How to Use Side Reins When Lungeing

Side reins are straps that connect your horse’s bit to a surcingle or girth during lungeing, providing a steady contact that encourages the horse to seek the bit and develop balance without a rider. They’re one of the most commonly used training aids in flatwork, but their effectiveness depends entirely on how you fit, attach, and introduce them. Done well, side reins build topline muscle and teach self-carriage. Done poorly, they create tension, restrict movement, and can cause real physical harm.

What Side Reins Actually Do

Side reins restrict and guide the position of the horse’s head and neck, which in turn influences how the back moves and how the hind legs engage. When a horse works into a correct contact with side reins, the abdominal muscles activate to support the spine, and the hindquarters carry more of the horse’s weight. Over time, this strengthens the muscles along the topline, the chain of muscle running from the poll down the neck, over the back, and into the hindquarters.

This only works when the horse is moving forward willingly into the contact. If the reins are too short or the horse’s head is pulled behind the vertical, the mechanics reverse. The horse braces against the pressure rather than working through it. Instead of building muscle by suspending the head and neck naturally, the horse fights to raise its head against aversive pressure. Taken to the extreme, this forced downward position tightens the nuchal ligament, shifts weight unevenly to the hindquarters, and can reduce fetlock joint angles enough to contribute to lameness over time.

Choosing Between Elastic and Solid Reins

Side reins come in two main types. Solid reins, typically leather or another non-stretch material, provide a fixed contact with no give. These are best suited to experienced horses that already understand how to accept contact and move forward into it. Elastic reins look similar but include a section of elastic or a rubber ring insert that stretches slightly with the horse’s movement. This small amount of give makes them more forgiving, which is why they’re the better choice for horses being introduced to side reins for the first time. The stretch mimics, in a limited way, the slight give and take of a rider’s hands.

Where to Attach Side Reins

Side reins clip to the bit rings on one end and to the surcingle (or saddle girth) on the other. The height of the surcingle attachment determines the frame you’re asking the horse to work in, and this should match the horse’s current level of training.

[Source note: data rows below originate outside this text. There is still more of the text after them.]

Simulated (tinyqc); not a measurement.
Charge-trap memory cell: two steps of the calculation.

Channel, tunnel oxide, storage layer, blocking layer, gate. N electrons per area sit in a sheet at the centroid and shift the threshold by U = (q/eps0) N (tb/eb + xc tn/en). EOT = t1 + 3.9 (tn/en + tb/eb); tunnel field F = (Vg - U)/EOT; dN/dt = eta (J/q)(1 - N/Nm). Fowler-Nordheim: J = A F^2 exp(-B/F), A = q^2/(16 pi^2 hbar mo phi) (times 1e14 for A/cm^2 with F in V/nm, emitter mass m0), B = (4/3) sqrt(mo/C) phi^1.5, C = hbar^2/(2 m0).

For horses early in their training, or during warm-up when you want a long, low stretch, attach the reins to the middle or lower rings of the surcingle, roughly at the horse’s chest height. This encourages the horse to reach forward and down, which opens the back and promotes relaxation. As the horse progresses and you begin asking for more collection, you can move the attachment point up to the middle or upper rings. Raising the point of attachment asks the horse to carry more weight behind and lift through the withers.

Sliding side reins work slightly differently. They attach to the girth, run along each side of the horse through the bit rings, and fasten back to the girth on the same side or between the front legs. This design allows more freedom for the horse to stretch forward and down, making them a good option for encouraging a relaxed, seeking contact.

Getting the Length Right

Correct length is the single most important variable. The goal is a light, steady contact when the horse is working in a natural frame for its level of training. The horse’s nose should be at or slightly in front of the vertical. You should never ask the horse to carry its head behind the vertical.

A useful reference point: compared to the neutral resting length of a horse’s neck, side reins need to be shortened by about 10 centimeters to approximate the feel of a rider’s contact in trot. Start longer than you think you need. You can always shorten by a hole or two once the horse is moving forward and relaxed. Both reins must be exactly the same length to avoid pulling the horse’s head to one side.

Signs the reins are too tight include the horse working behind the vertical (nose tucked toward the chest), shortened strides, visible tension in the neck and jaw, and reluctance to move forward freely. If you see any of these, lengthen the reins immediately.

When to Put Them On and Take Them Off

Side reins should never be attached while the horse is standing still, walking to the arena, or being mounted. They’re a tool for active work on the lunge, not for tying down a horse’s head.

Start every session by lungeing without side reins for at least five to ten minutes. Let the horse warm up, stretch, and find its rhythm at walk and trot before you introduce any restriction. Once the horse is moving freely and relaxed, halt and clip the side reins to the bit. Begin with them loose enough that the horse barely feels them, just the weight of the straps hanging along the neck. Then gradually shorten to your working length.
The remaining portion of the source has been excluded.